Joe Carlsmith comments on Can we safely automate alignment research?

Joe Carlsmith 1 May 2025 22:50 UTC
LW: 4 AF: 3
0
AF
Sure, maybe there’s a band of capability where you can take over but you can’t do top-human-level alignment research (and where your takeover plan doesn’t involve further capabilities development that requires alignment). It’s not the central case I’m focused on, though.
Also, if there’s an alignment tax (or control tax), then that impacts the comparison, since the AIs doing alignment research are paying that tax whereas the AIs attempting takeover are not.

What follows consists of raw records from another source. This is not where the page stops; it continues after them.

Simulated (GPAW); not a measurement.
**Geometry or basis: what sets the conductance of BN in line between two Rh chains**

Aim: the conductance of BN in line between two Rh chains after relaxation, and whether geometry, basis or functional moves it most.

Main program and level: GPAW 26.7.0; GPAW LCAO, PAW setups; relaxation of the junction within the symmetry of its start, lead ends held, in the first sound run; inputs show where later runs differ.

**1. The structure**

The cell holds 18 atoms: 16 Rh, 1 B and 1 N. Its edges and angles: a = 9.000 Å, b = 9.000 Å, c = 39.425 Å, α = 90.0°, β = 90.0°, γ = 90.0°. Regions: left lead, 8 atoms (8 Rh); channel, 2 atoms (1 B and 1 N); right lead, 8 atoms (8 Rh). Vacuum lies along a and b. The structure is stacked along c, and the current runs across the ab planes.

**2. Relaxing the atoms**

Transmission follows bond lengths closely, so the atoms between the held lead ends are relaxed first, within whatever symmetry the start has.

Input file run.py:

Is the thought here that the AIs trying to takeover aren’t improving their capabilities in a way that requires paying an alignment tax? E.g. if the tax refers to a comparison between (a) rushing forward on capabilities in a way that screws you on alignment vs. (b) pushing forward on capabilities in a way that preserves alignment, AIs that are fooming will want to do (b) as well (though they may have an easier time of it for other reasons). But if it refers to e.g. “humans will place handicaps on AIs that they need to ensure are aligned, including AIs they’re trying to use for alignment research, whereas rogue AIs that have also freed themselves human control will also be able to get rid of these handicaps,” then yes, that’s an advantage the rogue AIs will have (though note that they’ll still need to self-filtrate etc).